The Wright Brothers built this plane–and changed the world forever
Orville and Wilbur Wright's original 1903 Flyer made history. But it took them another two years, among crashes and technical glitches, to create the first truly practical airplane.
Early on the morning of May 11, 1908, a trio of American reporters crept through the scrub-covered dunes near Kitty Hawk on North Carolina’s Outer Banks, slapping mosquitoes and hoping to catch a glimpse of the Wright brothers and their newest flying machine, preferably in the air. The brothers were known to be secretive about their work and had informed the reporters they wouldn’t fly if they knew the press was watching.
Taking care to stay out of sight, the reporters looked on from a distance as Orville and Wilbur Wright and a mechanic tinkered with their machine in its wooden hangar, then shifted it onto the monorail that served as its takeoff track. One of the brothers climbed into the pilot’s seat. The engine started with a clatter, and the plane’s two propellers began to turn, blades flashing in the sun.
A moment later, the fragile-looking biplane “rose obliquely in the air,” passing overhead “at the average speed of a railroad train,” reported Byron Newton of the New York Herald. The journalists watched, spellbound, as the aircraft dipped briefly behind a dune, then “sailed along over the surf, made another easy turn and dropped onto the sand about one hundred yards from the point of departure.”

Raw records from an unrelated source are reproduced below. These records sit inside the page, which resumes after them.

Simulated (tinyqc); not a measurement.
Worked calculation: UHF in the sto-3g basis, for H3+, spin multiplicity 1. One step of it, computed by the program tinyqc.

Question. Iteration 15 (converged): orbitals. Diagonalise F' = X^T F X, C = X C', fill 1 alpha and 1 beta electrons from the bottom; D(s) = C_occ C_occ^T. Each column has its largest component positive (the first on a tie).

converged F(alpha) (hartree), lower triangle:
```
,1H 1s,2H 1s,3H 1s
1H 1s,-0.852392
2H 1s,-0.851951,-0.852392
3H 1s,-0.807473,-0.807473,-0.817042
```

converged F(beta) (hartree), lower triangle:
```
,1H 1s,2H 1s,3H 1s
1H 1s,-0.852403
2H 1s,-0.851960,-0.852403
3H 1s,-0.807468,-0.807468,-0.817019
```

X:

Newton had traveled to North Carolina “a pronounced skeptic,” certain that the brothers were exaggerating their claims of flights up to 24 miles. Not anymore. “I believe all these things now and much more,” he wrote.
Now the brothers had to convince the rest of the world. A few months earlier, in February 1908, the Wrights had closed their first sale—to the U.S. Army Signal Corps, which they first approached in 1905. The Wrights had also signed a licensing deal with French investors who intended to sell manufacturing rights to companies in Europe. Both agreements, however, were contingent on successful demonstration flights—proof that the aircraft could meet benchmarks for speed, controllability, and range. The trials were scheduled for later that summer on both sides of the Atlantic.
The stakes were immeasurably high, for not only the Wrights but also the future of aviation. That April, Orville and Wilbur had come to Kitty Hawk to fine-tune their most advanced flying machine yet.
The moment marked a turning point in their careers. More than four years earlier, on December 17, 1903, amid the same windswept dunes, the Wrights had become the first men to successfully fly a powered, heavier-than-air machine. But if the brothers had made history with their original Wright Flyer, they hoped to make money with this new model, the first Wright aircraft designed expressly for commercial production.
Aeronautical ambitions
In a sense, the brothers were returning to their roots as businessmen. More than a decade earlier Wilbur and Orville began their careers as proprietors of a print shop in which they produced business cards, advertising flyers, and a couple of short-lived local newspapers. They then branched into bicycles, which they manufactured, sold, and repaired from the Wright Cycle Exchange on West Third Street in downtown Dayton, Ohio. The business turned a tidy profit, which they soon applied to one of the most daunting scientific challenges of the age.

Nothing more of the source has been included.